Sunday, January 09, 2005

 

Bursting the Bubble

I was just having a look at the Pokerstars Atlantis thingy blog. Yet again it became apparent how people clam up around the bubble in these events. It's no surprise, when so many of the field have qualified through freerolls or cheap satellites. $11,000 looks like a lot of money when you have qualified for $40 or something.

The problem is that, compared to first prize ($860K in this case, not including the ancillary benefits of being a WPT champ), $11K is nothing at all. I mean yes, it would be nice, but it's not going to change your life. Check out the guy who leaves the table saying "Aces aren't going to cost me $11,000" ! Well, they aren't, but you could be costing yourself a lot more than that. If you can't play a tournament properly, DON'T ENTER. Don't even try to qualify. If you must, accept that unless you can try to win it, you're at a huge disadvantage.

This is the spot where if you seize the day you will have a bigger edge than you could possibly have at any other stage of the tournament. Finishing 74th isn't going to change your life. Similarly around the even more lucrative "TV bubble", sneaking into 5th gets you 10 minutes in the spotlight and $150K. Win the damn thing and you'll never have to work again. By all accounts Negreanu cruised to victory in the recent Bellagio event because no one would stand up to him 9, 8, 7 handed. By the time the 7th player limped out (and where did his tight play get him ?), Negreanu had a huge chip lead and won easily.

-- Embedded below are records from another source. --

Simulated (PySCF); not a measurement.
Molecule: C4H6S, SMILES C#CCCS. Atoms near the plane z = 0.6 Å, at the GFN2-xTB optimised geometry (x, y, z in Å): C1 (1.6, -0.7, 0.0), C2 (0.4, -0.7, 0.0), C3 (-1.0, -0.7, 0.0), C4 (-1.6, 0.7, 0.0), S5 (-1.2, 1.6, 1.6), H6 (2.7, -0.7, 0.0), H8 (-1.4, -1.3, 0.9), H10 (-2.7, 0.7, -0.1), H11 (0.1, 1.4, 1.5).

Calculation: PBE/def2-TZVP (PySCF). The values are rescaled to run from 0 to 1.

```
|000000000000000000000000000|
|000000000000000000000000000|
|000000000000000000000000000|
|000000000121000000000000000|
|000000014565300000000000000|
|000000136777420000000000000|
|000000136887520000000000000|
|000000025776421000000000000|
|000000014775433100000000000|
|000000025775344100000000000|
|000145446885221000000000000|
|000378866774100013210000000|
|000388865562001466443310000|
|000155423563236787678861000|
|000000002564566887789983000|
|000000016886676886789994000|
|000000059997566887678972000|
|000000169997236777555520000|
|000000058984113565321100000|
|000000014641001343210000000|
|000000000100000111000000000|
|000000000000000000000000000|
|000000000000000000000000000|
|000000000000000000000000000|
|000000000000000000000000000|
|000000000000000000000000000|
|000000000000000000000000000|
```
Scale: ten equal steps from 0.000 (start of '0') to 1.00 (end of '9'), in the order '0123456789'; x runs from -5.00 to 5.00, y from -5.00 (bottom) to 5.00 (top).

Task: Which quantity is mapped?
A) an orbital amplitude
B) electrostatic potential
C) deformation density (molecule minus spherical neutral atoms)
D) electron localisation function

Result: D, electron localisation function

Here's another example, from the world's second-highest ranked exponent of how not to play major poker tournaments (of course no one could ever match Paul Samuel), Pokerpages' Dr. Mark. Now, he seems like a really nice guy, so I do wish that someone would sit him down and say "Stop fucking about you are so far out of your depth. You got lucky once, you don't have a clue what you're doing and there's only one way it's going to end - you'll go stony broke". Any time you find yourself clinging on around the bubble, you are playing too high. End of story. Not only can your experienced opponents exploit your inferior game, they can exploit your fear, which is an even bigger edge. Does he really think Vinny Vinh is the only player who takes risks around the bubble ? It seems that way. But it ain't so, not for a moment.

Think about it before you sit down. And that includes sitting down for an online qualifier. Freerolls excepted, go nuts in those, especially if you're a losing player. You might as well spend your time breaking even. Before you sit down, ask yourself "can I play this tournament properly. Can I play it to maximise my expectation, without worrying about variance ?". If you can't answer Yes, don't play. I'm not discouraging people from taking a shot, I'm just saying give it your best shot or don't bother.

Comments:
Agree entirely with your comments Andy, but I find this mindset is prevalant even at small buy in tournaments. The 'happy to make the money' types are always plying their trade and i'm happy to let them get on with it. Probably explains why I bubble, or crash in the last 20%, as often (or more, well ok, probably more) as i finish top three yet rarely just sneak into the money.
I have been considering changing my style recently as i've had a run of bubbles, but I think it is a short sighted way to play.
 
POTY so far in 2005. Amen.
 
Sorry Andy, missed the poll on the blog entry below...for god's sake keep writing, it's great stuff!
 
I agree about dr.mark, breaks my heart to read the undercurrent of quiet desperation in his 'advice' column. A couple of other disasters out there are Jay Lovinger at espn and Mark? at UKPoker.